Can a discontinuous function have a uniformly convergent Fourier series?

[etf]

Let's say I have Fourier series of some function, $$f(t)$$, $$f(t)=\frac{a0}{2}+\sum_{n=1}^{\infty}(an\cos{\frac{2n\pi t}{b-a}}+bn\sin{\frac{2n\pi t}{b-a}})$$, where $$a$$ and $$b$$ are lower and upper boundary of function, $$a0=\frac{2}{b-a}\int_{a}^{b}f(t)dt$$, $$an=\frac{2}{b-a}\int_{a}^{b}f(t)cos\frac{2n\pi t}{b-a}dt$$, bn=$$\frac{2}{b-a}\int_{a}^{b}f(t)sin\frac{2n\pi t}{b-a}dt$$. My question is, can I find derivative of Fourier series on this way:
$$\frac{d}{dt}\sum_{n=1}^{\infty}(an\cos{\frac{2n\pi t}{b-a}}+bn\sin{\frac{2n\pi t}{b-a}})=\frac{d}{dt}(\sum_{n=1}^{\infty}an\cos{\frac{2n\pi t}{b-a}}+\sum_{n=1}^{\infty}bn\sin{\frac{2n\pi t}{b-a}})=$$

 

[etf]

$$=\sum_{n=1}^{\infty}\frac{d}{dt}(an\cos{\frac{2n\pi t}{b-a}})+\sum_{n=1}^{\infty}\frac{d}{dt}(bn\sin{\frac{2n\pi t}{b-a}})$$
?
Are there some limitations when I can do this and when I can't do this?
PS. I had to write this in second message since for some reason my latex code can't fit in one message :)

 

[mathman]

I think I know what you meant - your equation is an identity (I don't think you meant it). I presume your question is can you differentiate term by term to get the derivative of a Fourier series. The answer is no different from the same question for any infinite series.

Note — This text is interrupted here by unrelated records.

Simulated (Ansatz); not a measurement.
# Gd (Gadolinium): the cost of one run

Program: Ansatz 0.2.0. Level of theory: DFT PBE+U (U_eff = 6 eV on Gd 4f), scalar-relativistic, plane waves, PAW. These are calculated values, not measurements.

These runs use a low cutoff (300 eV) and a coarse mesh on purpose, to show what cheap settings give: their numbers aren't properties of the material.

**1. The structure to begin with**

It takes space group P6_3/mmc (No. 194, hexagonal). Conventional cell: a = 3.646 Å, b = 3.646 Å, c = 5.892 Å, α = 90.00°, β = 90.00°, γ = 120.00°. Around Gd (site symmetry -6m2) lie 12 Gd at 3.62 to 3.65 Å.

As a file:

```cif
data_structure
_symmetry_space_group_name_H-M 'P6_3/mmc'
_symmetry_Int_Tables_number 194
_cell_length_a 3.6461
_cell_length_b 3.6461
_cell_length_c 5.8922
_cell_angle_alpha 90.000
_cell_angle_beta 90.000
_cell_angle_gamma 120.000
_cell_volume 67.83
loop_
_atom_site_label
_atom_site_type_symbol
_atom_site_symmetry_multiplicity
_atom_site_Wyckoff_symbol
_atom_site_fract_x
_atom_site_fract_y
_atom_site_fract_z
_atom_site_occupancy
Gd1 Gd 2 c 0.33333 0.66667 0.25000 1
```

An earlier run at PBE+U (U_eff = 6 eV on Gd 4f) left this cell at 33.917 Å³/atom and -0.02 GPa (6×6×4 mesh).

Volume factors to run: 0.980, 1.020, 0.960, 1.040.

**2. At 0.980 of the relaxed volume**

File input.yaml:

Google the question and you will get plenty of answers.

 

[HallsofIvy]

As long as a sum of functions is uniformly convergent, then you can differentiate the sum "term by term". Fourier series (and Taylor's series) are always uniformly convergent.

 

[The_Duck]

Fourier series (and Taylor's series) are always uniformly convergent.

I think the Fourier series of a discontinuous function is only pointwise convergent, not uniformly convergent.

 

[jbunniii]

I think the Fourier series of a discontinuous function is only pointwise convergent, not uniformly convergent.

Indeed, the partial sums of a Fourier series are continuous, and the uniform limit of a sequence of continuous functions is continuous. So no discontinuous function can have a uniformly convergent Fourier series.

Moreover, uniform convergence of a sequence of differentiable functions $f_n$ to some function $f$ is not sufficient to ensure that $f$ is differentiable. If the sequence of derivatives $f_n'$ converges uniformly, then it is sufficient, and $\lim f_n' = f'$.